Plaintiffs never put forth sufficient allegations about Arizona's election systems—let alone sufficient evidence to support any such allegations—to demonstrate a likelihood that Arizonans’ votes would be incorrectly counted in the 2022 midterm election due to manipulation. The Court reached this conclusion in its Dismissal Order, where it ruled that Plaintiffs’ claimed injuries were too speculative to meet the injury-in-fact requirement for standing under Article III. (Dismissal Order at 13–16.) See Clapper v. Amnesty Int'l USA, 568 U.S. 398, 409 (2013) (holding that a threatened injury must be “actual or imminent” and “certainly impending” to confer Article III standing and that “allegations of possible future injury are not sufficient”) (citations omitted). The Court explained:
[A] long chain of hypothetical contingencies must take place for any harm to occur—(1) the specific voting equipment in Arizona must have “security failures” that allow a malicious actor to manipulate vote totals; (2) such an actor must actually manipulate an election; (3) Arizona's specific procedural safeguards must fail to detect the manipulation; and (4) the manipulation must change the outcome of the election. (See Doc. 62 at 2–3.) Plaintiffs fail to plausibly show that Arizona's voting equipment even has such security failures. And even if the allegations in Plaintiff's complaint were plausible, their alleged injury is not “certainly impending” as required by Clapper. 568 U.S. at 409.
(Dismissal Order at 14–15 (footnotes omitted).) The Court noted the numerous steps that Defendants have taken to ensure that the alleged security failures do not exist or occur, including extensive post-election audit procedures. (Id. at 15 nn.13, 14.)
At bottom, Plaintiffs’ allegations raised questions about whether Arizona's voting machines are “potentially susceptible to malicious manipulation” (FAC ¶ 33), or “potentially unsecure” (id. ¶ 23), or have vulnerabilities that “at the very least, call into question” the results they produce (id. ¶ 69), but they went no further. A central theory of the FAC is that Arizona's voting machines cannot legally be used “unless and until the electronic voting system is made open to the public and subjected to scientific analysis by objective experts to determine whether it is secure from manipulation or intrusion.” (FAC ¶ 1 (emphasis added); see also, e.g., id. ¶¶ 6, 20, 23, 72.) This is speculative on its face. And in any event, Plaintiffs are not constitutionally entitled to their preferred voting methods. See, e.g., Weber v. Shelley, 347 F.3d 1101, 1106–07 (9th Cir. 2003). They had the burden to plausibly allege that Arizona's use of electronic voting systems would violate their constitutional rights or federal law. They failed to do so. Indeed, they appeared to assume the very thing they had the burden to allege and ultimately prove, alleging that Defendants have “subject[ed] voters to cast votes on an illegal and unreliable system—a system that must be presumed to be compromised and incapable of producing verifiable results.” (Id. ¶ 181 (emphasis added).) But Plaintiffs never established any adequate factual or legal basis to support such a presumption.
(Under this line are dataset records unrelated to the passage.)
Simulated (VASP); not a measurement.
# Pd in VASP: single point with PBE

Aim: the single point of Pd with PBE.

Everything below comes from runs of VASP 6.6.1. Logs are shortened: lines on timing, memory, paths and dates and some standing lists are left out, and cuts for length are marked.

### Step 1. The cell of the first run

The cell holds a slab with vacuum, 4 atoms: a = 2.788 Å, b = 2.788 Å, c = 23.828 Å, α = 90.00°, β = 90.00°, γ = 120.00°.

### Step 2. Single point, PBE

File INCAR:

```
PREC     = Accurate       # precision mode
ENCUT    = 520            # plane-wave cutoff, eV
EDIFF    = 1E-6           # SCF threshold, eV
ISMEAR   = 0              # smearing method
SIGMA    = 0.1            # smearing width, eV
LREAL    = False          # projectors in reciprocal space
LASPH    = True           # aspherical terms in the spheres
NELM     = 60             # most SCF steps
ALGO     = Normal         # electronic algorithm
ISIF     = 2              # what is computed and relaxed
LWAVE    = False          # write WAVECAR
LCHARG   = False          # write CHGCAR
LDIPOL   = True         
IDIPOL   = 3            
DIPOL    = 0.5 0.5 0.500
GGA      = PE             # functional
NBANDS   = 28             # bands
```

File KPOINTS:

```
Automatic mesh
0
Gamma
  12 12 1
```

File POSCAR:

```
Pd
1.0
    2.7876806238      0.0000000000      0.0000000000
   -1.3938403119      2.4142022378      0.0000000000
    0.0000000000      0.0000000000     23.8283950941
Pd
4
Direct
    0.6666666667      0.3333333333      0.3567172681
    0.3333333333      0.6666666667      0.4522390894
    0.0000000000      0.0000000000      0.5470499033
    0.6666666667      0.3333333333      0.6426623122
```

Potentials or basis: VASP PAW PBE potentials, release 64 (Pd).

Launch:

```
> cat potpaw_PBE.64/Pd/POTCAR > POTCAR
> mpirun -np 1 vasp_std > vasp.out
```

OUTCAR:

Plaintiffs sought to fill the gap between their assertions about Arizona's voting equipment and their speculative conclusions about its vulnerability with allegations that were false and misleading, as the Court discussed above. The Court further agrees with the Maricopa County Defendants that Plaintiffs also sought to fill this gap with assertions regarding elections in other jurisdictions that provided little if any support for their claims and served only to muddy the waters. For example, as discussed above, Plaintiffs heavily relied on the Curling case in Georgia (see, e.g., FAC ¶¶ 4, 81–84, 139, 146), despite the fact that Arizona, unlike Georgia, uses hand-marked paper ballots. In testimony before the Senate Select Committee on Intelligence—a transcript of which Plaintiffs included as an exhibit—Professor Halderman responded to a question about recommended actions for safeguarding elections by stating “[t]he most important things are to make sure we have votes recorded on paper, paper ballots, which just cannot be changed in a cyber attack ․” (Doc. 43, Russian Interference in the 2016 U.S. Elections at 91, S. Hrg. 115–92 (June 21, 2017).) Arizona has that, and has had it all along.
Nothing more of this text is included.